3 lessons privacy and security teams can learn from each other

By Rick Kam
08:04 AM

Remember the old Reese’s Peanut Butter Cups commercial, where the guy’s chocolate bar lands in the girl’s peanut butter, and they discovered “two great tastes that taste great together?” Privacy and security are no different.

In many organizations the two disciplines often operate as siloes. But recent trends toward holistic management of privacy and security risks have more organizations moving the functions under one umbrella in order to improve communication and collaboration — and to learn valuable lessons from each other’s best practices.

Lessons from data security
Over the years, the IT industry has developed a host of data protection best practices that privacy organizations could adapt to their own activities.

Here are just three:

1. Standardize: The IT industry lives by standards that are developed, tested, and maintained through national and international collaboration, and these standards evolve with the technical and threat environment. For example, the Information Technology Standards Committee (ITSC) currently has working groups on cards and personal identification, health informatics, and cloud computing, in addition to a standing committee on security and privacy.

In contrast, privacy standards are more localized in nature, bound by geography and regulatory jurisdiction because they are in many ways a function of laws. While standards set by U.S. government agencies are relatively mature, our nation’s privacy posture is not. But organizations such as the International Association of Privacy Professionals (IAPP) and the Electronic Privacy Information Center (EPIC) have working groups researching and documenting best practices for privacy organizations, and advocating for privacy practices and efficacy. By supporting these development efforts and adopting new standards, privacy professionals can help the industry improve outcomes and control costs.

2. Measure: Business today is data-driven, thanks to the sophistication of information systems and data analysis tools. As part of IT, data security organizations track the amounts of data on their systems, network loads, etc., looking for unusual activity that might indicate breaches or attacks. Privacy organizations need to do the same. Key indicators such as a rise in privacy-related incidents or in privacy-related customer service inquiries, or unusual patterns of physical access to facilities could all help to quickly identify and mitigate privacy issues.

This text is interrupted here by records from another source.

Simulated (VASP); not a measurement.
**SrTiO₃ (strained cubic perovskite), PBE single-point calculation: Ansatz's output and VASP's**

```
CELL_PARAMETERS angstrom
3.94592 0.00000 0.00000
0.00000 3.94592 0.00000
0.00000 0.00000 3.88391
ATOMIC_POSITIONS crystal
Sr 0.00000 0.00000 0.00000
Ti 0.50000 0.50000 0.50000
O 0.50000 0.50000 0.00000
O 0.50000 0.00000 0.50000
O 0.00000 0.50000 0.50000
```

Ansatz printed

3. Automate: Data security organizations have used automated monitoring, logging, and analysis for decades. These practices have been applied with great success, for example, in identifying usage patterns that indicate credit card fraud or tracing the source of a data breach. Privacy organizations now have software tools available to help automate and streamline processes such as risk analysis and data breach response. By supporting consistent and objective analysis of privacy incidents, providing a central repository for all incident information, and streamlining the documentation and reporting process, these tools can improve outcomes and free the privacy staff to spend more time on prevention.

Lessons from the privacy side
The privacy profession has evolved rapidly in the decade-plus since massive data breaches have become commonplace, developing virtually in lockstep with government regulation meant to protect consumers against breaches and misuse of their personal information. As a result, the privacy profession tends to be focused on compliance and the consumer, working successfully with people and processes.

Here are three privacy best practices that IT security teams could apply to better protect their organizations.

1. Be Customer-Centric: The greatest risk from data breaches is the loss of customer trust and future business. Because they are responsible for incident response, including reporting to those whose information has been compromised, privacy groups are mindful of the human impact of data breaches. They tend to look at addresses, account numbers, SSNs not as data but as an information set that defines a person. Data security organizations can take a lesson and focus more, not just on encryption or keeping data behind a firewall, but also on how to de-identify data or use the minimum data set for each application, limiting exposure of data combinations that would leave a person vulnerable if exposed.

2. Operationalize: Data security needs to be a driver as organizations increasingly move from ad-hoc incident management toward an operational model. While privacy functions have been driving the trend towards an enterprise-wide approach to incident tracking and response, the role of the CISO has also been changing to become a privacy protection leader on the executive team. In addition to fostering collaboration that makes data security and privacy programs more effective, helping to operationalize will give data security groups a platform to advocate successfully for the tools and resources they need.

3. Communicate Proactively: A privacy program depends on policies and processes executed by people throughout the organization, so privacy professionals work hard at training and at building a culture of awareness and compliance. In contrast, many data security functions are implemented within the computing infrastructure. Security software and malware protection are critical pieces of a security program, but a system is only as strong as its weakest link, and often that is the person carrying a mobile device or responding to what may be a phishing email or phone call. Data security professionals are in the best position to know where the user vulnerabilities lie, and they should work proactively with privacy staff to identify and close these gaps through training and awareness programs.

And lessons to live by
In some areas, privacy and data security already agree on best practices. Both know it’s critical to have clear policies, and to enforce them.

Both recognize the importance of top-down support for their initiatives, and both believe in regular risk assessment and monitoring.

With so much common ground, data security and privacy organizations should be able to combine their strengths in the battle to protect personal data.